Challenge to finding under s.473DD(b)

  1. In this case there is no dispute that s.473DD(b) is engaged. Nor is it in dispute that the applicant is unable to satisfy s.473DD(b)(i) of the test in s.473DD(b): Clearly, the witness was available to the applicant and had provided a letter addressing circumstances of a colleague that were relevant to the matter.

  2. The alternative path through s.473DD(b) is by satisfying s.473DD(b)(ii) of the Act. The evidence of [A] with respect to the applicant directly was not previously known to the Minister, satisfying one part of s.473DD(b)(ii): see Plaintiff M174/2016 v Minister for Immigration and Border Protection [2018] HCA 16. The two questions that arise are therefore whether :

    a)The information was ‘credible personal information’; and

    b)The information ‘may have affected the consideration of the … applicant’s claims.’

  3. The applicant complains that the IAA failed to mention that this piece of evidence was a second letter from the same witness, the first of which was provided to the delegate. I do not see how this fact or circumstance assists the applicant’s case on the question of whether s.473DD(b) is satisfied. It is simply additional evidence from a previously identified witness (recalling that the IAA was unaware of the claims about the negligence of the applicant’s agent). If anything, it weighs against the evidence being ‘credible’ as one would have expected the evidence directly about the applicant to have been provided by the witness when the first letter was provided.

  4. In this case, the IAA has identified arguable reasons for concluding that it was not satisfied that the second letter was ‘credible’.  Whilst noting the low threshold for this particular test (see CSR16 v Minister for Immigration and Border Protection [2018] FCA 474), in the circumstances of this case I am not persuaded that the findings by the IAA in this regard demonstrate an error in understanding the operation of the section, nor are they illogical, nor were they outside what could reasonably be considered a reasonable range of findings on the issues before the IAA in the context of s.473DD(b)(ii).

IAA’s use of the word ‘obtained’

  1. A third argument raised by the applicant relates to the use of the word ‘obtained’ by the IAA when discussing whether or not the applicant could ‘obtain’ the material prior to the delegate’s decision.

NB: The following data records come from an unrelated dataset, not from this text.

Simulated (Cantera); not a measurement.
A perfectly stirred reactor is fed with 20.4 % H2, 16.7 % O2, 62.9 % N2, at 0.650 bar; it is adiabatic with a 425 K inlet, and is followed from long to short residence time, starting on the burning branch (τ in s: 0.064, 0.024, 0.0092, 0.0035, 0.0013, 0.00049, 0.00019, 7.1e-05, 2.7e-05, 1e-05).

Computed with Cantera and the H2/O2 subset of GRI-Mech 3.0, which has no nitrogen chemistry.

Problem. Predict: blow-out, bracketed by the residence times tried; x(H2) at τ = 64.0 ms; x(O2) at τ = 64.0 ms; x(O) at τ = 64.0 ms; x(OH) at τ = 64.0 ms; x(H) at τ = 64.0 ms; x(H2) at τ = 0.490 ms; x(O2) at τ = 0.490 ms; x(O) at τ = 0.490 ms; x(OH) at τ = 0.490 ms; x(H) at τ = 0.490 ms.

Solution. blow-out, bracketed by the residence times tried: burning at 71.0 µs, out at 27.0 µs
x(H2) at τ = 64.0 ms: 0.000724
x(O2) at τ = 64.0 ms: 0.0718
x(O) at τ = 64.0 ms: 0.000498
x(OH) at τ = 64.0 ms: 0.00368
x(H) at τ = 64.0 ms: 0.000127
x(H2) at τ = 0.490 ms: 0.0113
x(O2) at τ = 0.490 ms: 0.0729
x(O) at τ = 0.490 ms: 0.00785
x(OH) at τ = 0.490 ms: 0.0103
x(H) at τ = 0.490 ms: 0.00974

  2. As counsel for the applicant points out, the word used in s.473DD is ‘provided’. I accept that a different word has been used by the IAA, than the word in the legislative test. The real question, however, is whether the substance of the test applied by the IAA, as described in this paragraph, is the test that they were required to apply under s.473DD. It is clear that the IAA was looking to the substance of the question, namely why this letter was not placed before the delegate, and only sent to the IAA after the delegate’s decision. In some contexts the use of the word ‘obtained’ rather than ‘provided’ may indicate an error in the substance of the test being applied. In this case, having regard to the context in which the word was used, I am not persuaded that it indicates that the IAA applied the wrong test.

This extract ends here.